Venezuela’s Guaido looking to reboot Maduro challenge

World

AFP
February 16, 2020

CARACAS: Fresh off a three-week international tour, Venezuelan opposition leader Juan Guaido is hoping to ramp up pressure against President Nicolas Maduro but must first overcome his supporters’ increasing listlessness.

Having flouted a travel ban imposed by the Maduro regime to shore up support abroad and meet with foreign leaders such as those of Britain, France and the United States, Guaido must now find a way to reinvigorate his base.

The National Assembly speaker rose to prominence in January 2019 when he declared himself the country´s acting president in a direct challenge to Maduro, whom he deems an illegitimate leader due to a 2018 re-election widely derided as rigged.

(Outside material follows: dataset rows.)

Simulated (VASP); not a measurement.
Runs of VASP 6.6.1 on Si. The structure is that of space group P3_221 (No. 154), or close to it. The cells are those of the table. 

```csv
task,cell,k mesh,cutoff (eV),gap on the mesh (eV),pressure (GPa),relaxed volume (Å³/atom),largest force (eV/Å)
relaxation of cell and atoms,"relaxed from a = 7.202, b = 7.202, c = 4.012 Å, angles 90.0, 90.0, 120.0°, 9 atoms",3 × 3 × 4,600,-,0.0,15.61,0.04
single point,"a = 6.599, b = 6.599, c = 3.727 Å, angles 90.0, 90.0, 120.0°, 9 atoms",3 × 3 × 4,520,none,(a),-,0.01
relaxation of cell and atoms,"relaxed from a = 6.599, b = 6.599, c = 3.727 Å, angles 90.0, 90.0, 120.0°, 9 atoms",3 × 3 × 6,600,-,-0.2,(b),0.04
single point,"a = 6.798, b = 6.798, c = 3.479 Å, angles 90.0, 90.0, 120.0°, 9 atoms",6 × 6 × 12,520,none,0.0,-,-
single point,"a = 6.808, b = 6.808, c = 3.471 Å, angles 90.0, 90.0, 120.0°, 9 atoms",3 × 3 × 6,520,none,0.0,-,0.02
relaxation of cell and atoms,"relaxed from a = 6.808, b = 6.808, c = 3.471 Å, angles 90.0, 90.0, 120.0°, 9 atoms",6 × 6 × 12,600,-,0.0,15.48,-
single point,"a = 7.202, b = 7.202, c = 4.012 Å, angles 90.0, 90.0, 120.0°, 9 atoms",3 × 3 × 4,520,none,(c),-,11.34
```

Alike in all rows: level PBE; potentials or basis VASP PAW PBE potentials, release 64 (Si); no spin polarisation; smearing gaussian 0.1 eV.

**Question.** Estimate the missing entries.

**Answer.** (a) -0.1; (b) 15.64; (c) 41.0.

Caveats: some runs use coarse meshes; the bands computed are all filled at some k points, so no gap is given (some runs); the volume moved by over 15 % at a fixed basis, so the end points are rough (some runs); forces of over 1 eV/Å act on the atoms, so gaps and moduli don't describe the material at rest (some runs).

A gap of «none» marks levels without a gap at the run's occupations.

While Guaido has called for mass mobilization against Maduro, his supporters are suffering from a “collapse of expectations,” said Benigno Alarcon, head of political studies at Andres Bello Catholic University.

The 36-year-old attracted tens of thousands of people to his rallies at the start of 2019 and garnered the support of more than 50 countries, but by the end of the year only a few hundred supporters would turn up.

And his popularity rating dropped from 63 percent to 39 percent, according to pollsters Datanalisis.

That said, his international tour was “a fleeting work of art” considering his failure to deliver on the home front, said Luis Vicente Leon, Datanalisis president.

On Wednesday, Guaido did manage to generate some excitement as university students took part in a demonstration against Maduro in Caracas.

After Guaido´s meeting with US President Donald Trump, Washington expanded its Venezuela sanctions to include state airline Conviasa.

The United States has already sanctioned state oil company PDVSA and imposed a financial blockade that prevents Venezuela from renegotiating its $140 billion debt.

“There will be more sanctions... on everyone who supports the dictatorship,” Guaido warned on Wednesday.

In Brussels, Guaido urged the European Union to block Venezuelan exports of gold, which have already been hit by US sanctions.

Such actions point to “a sanctions scheme with greater international coordination,” Alarcon said.

Guaido was meanwhile given a bipartisan standing ovation at Trump´s State of the Union address, fueling renewed calls from the most radical elements of Venezuela´s opposition for Washington to deliver a military intervention.

While the US government has repeatedly refused to rule out such an option, the American public has shown little interest in a dramatic dislodging of Maduro.

“The Trump administration has few options available to effect a material change,” said Paul Angelo of the US-based Council on Foreign Relations.

Instead, said Alexander Main of the Center for Economic and Policy Research, US policy has “exacerbated Venezuela´s economic crisis, resulting in increased human suffering.”